My domain name is junjie.pro and I have used multiple subdomains before (like blog.junjie.pro and git.junjie.pro) and they all use proxies.
When Cloudflare announced that free users can also proxy wildcard domain names, I tried to use *.junjie.pro, but only these two subdomains will not return any A records, any other (such as the randomly selected ljagjalgji.junjie.pro) subdomains are normal.
All A records:
Looks good to me:
% dig +short ljagjalgji.junjie.pro
This domain name is also normal for me.
But the problem I’m having is that all subdomains except blog.junjie.pro and git.junjie.pro resolve fine .
I just randomly found a subdomain to prove that wildcard domain name resolution is normal.
Yet another random subdomain:
Ah, I understand.
git don’t return results.
Do you have those hostnames showing anywhere else in your account?
You said you used them before. In this account? Or through a third party?
No. Here are all my DNS records:
I’ve used blog and git before and both use proxies. I tried switching to *.junjie.pro after Cloudflare announced wildcard domain names for free users.
If I add blog and git again, they resolve fine, but I want to use wildcard domain names instead of subdomains.
Well, there are several TXT and MX records here, I don’t think they will affect the resolving of blog and git’s A records.
Perhaps they shouldn’t, but they do. I just went into a domain I’m not using and created a wildcard A record, and an MX record for a host named
foo. Everything *.example.com resolves according to the wildcard A record, except the
foo host, which does not resolve to any A record.
This happens whether the wildcard A record is proxied or not.
I created cockpit.junjie.pro before and replaced it with a wildcard domain name and it still resolves fine. This shows that the resolving failure has nothing to do with whether it has been used or not.
According to your test, the MX record will affect the resolving. The blog.junjie.pro in the screenshot above has HTTPS records, indicating that the HTTPS records may also be affected. It is also possible for TXT records to affect resolving.
I think it’s a programming bug at Cloudflare.
I don’t actually think it’s a bug, but it’s interesting. I’ve been running DNS since the '90s but I never did anything with wildcard records so I never ran into this before, but it seems that if a hostname exists at all with any record type then the lookup doesn’t go any further than “there is no A record for this host”. It never gets to the wildcard record. A wildcard record is only used for hostnames that don’t exist at all.
This is not Cloudflare-specific, but one could argue that Cloudflare could remedy it in their own DNS server software. One could also argue that Cloudflare’s DNS server should work according to standards, though they have already thrown that idea out by allowing CNAMEs at the root.
Well, technically they don’t. It’s still an A record.
True, that’s just a UI detail.
I get it, wildcard domain names will only work if there aren’t any associated records.

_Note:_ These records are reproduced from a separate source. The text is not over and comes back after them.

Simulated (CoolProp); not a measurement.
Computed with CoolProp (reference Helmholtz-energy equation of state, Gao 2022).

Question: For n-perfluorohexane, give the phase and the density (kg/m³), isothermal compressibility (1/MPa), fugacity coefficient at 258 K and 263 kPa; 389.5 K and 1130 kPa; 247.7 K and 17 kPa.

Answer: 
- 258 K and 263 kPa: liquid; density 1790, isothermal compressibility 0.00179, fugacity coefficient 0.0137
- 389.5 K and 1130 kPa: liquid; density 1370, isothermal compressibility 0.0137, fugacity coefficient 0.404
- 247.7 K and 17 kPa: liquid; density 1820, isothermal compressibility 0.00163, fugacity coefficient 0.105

Wildcard A records are not isolated from other records. For example, when querying git.junjie.pro, there are MX records, or when querying blog.junjie.pro, there are HTTPS records. In this case, wildcard records will not take effect. The solution is to add plain A records.
I’d go back to using normal A records. Thanks for everyone’s help!
See also: dns - Do MX Records interfere with wildcard CNAME records? - Stack Overflow.
It is not just Hostnames. ANY DNS RR means that the wildcard does not match. This is as per the RFC.
Allowing CNAMEs at the root is internal magic. From the perspective of any DNS resolver Cloudflare follows the specifications by flattening CNAME records at the root.